Live

of Montreal

Mike Mantin 03/08/2007

After ten years and eight albums, it's understandable for a band to be running out of ideas. The fresh-sounding early material dried up, their 'experimental' phase over, it's not surprising when a band reaches this stage and plays it safe. Yet of Montreal, perhaps one of the most creative and consistently surprising bands in America, have taken completely the opposite route. After their quirky lo-fi early albums, they made a ridiculous but brilliant drug-addled concept album (2001's 'Coquelicot Asleep In The Poppies: A Variety Of Whimsical Verse') and, from 2004's 'Satanic Panic In The Attic' onwards, began a glorious journey into electronica and prog. The culmination was this year's 'Hissing Fauna, Are You The Destroyer?', an outstanding electro-pop masterpiece which hid lyrics about depression and insecurity under huge synth riffs and an ever-danceable rhythm section. It proved that, at what it usually a difficult stage in a band's career, they're more original than ever.
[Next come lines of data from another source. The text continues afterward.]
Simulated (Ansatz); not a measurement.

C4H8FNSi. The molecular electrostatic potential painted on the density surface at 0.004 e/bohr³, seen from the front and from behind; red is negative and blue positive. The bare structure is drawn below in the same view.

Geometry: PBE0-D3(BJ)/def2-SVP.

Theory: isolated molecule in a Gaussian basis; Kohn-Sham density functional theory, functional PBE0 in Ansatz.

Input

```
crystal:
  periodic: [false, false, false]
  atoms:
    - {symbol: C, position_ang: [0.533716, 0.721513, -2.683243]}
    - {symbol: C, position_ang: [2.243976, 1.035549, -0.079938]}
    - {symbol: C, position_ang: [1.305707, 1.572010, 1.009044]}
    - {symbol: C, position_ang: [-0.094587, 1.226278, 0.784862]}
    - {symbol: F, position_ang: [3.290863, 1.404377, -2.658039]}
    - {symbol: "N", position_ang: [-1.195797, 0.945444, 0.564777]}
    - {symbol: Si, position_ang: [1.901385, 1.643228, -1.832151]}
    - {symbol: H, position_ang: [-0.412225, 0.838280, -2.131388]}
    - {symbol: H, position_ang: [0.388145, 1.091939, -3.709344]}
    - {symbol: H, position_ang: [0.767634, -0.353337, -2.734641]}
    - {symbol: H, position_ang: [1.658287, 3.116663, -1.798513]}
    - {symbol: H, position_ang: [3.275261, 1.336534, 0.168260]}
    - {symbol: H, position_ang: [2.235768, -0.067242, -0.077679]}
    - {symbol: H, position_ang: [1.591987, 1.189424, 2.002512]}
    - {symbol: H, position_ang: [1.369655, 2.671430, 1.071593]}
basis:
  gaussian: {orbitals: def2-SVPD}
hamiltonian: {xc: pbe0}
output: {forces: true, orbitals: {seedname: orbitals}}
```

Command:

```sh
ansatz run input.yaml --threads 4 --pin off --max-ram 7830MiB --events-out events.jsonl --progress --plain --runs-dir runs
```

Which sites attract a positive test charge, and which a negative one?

Most of the songs played tonight in this tiny basement venue in Brighton come from 'Hissing Fauna...' and its predecessor, 'The Sunlandic Twins'. Powered by virtuoso bass playing and Dottie Alexander's synth, the songs make for an energetic and hugely enjoyable show. Though the audience starts out static, single 'Heimdalsgate Like A Promethean Curse' gets the crowd moving for the second half, spurred on partly by a man on his friend's shoulders punching the ceiling. Perhaps the crowd were too transfixed by the bizarre goings-on on stage: the band arrive in their trademark outfits: guitarist The Late B.P. Helium plays completely deaddpan in his glittery one-piece and wings while hyper-flamboyant frontman Kevin Barnes, seen backstage by the crowd before the show meticulously applying glittery make-up, changes costumes halfway through into tight blue hotpants and fishnet tights. They also have a penchant for Flaming Lips-style onstage antics from masked ninjas, occasionally wielding lobster claws. During bitter revenge fantasy 'She's A Rejector', a man in a suit stands completely still reading a newspaper until the chorus, when he leaps up and down with a maniacal grin on his face, the band paying absolutely no attention to him. Sure it's gimmicky but it's what we expect from a band who once chose to end an album with a seventeen-minute piano solo called 'Hopeless Opus or the Great Battle of the Unfriendly Ridiculous' and named all their early four-track songs after Dustin Hoffman.

The sound tonight is spot-on and far better than their slightly muddy performance at the Scala in June. When they want to be sleek, as on disco-pop favourites 'Wraith Pinned To The Mist And Other Games' and 'The Party's Crashing Us', they prove themselves to be tight and perfectly honed, while the climax of the epic 'The Past Is A Grotesque Animal' sees B.P. playing guitar with his teeth and filling the room with feedback (while Kevin pops off to prepare a fight between him and his ninja brother). Though clearly an acquired taste, there's little to fault in their performance (a very appropriate word). It would have been nice to have something from their five albums of more guitar-based material, but this is hardly a complaint: of Montreal are clearly a band who don't look back. Each time you see them live, they climb further up your 'favourite bands' list: they're a powerful live band with excellent musicianship and an overwhelming sense of spectacle. It's impossible to know what they'll do next, but I can't wait for it. My only guess is that it'll probablly involve industrial levels of glitter.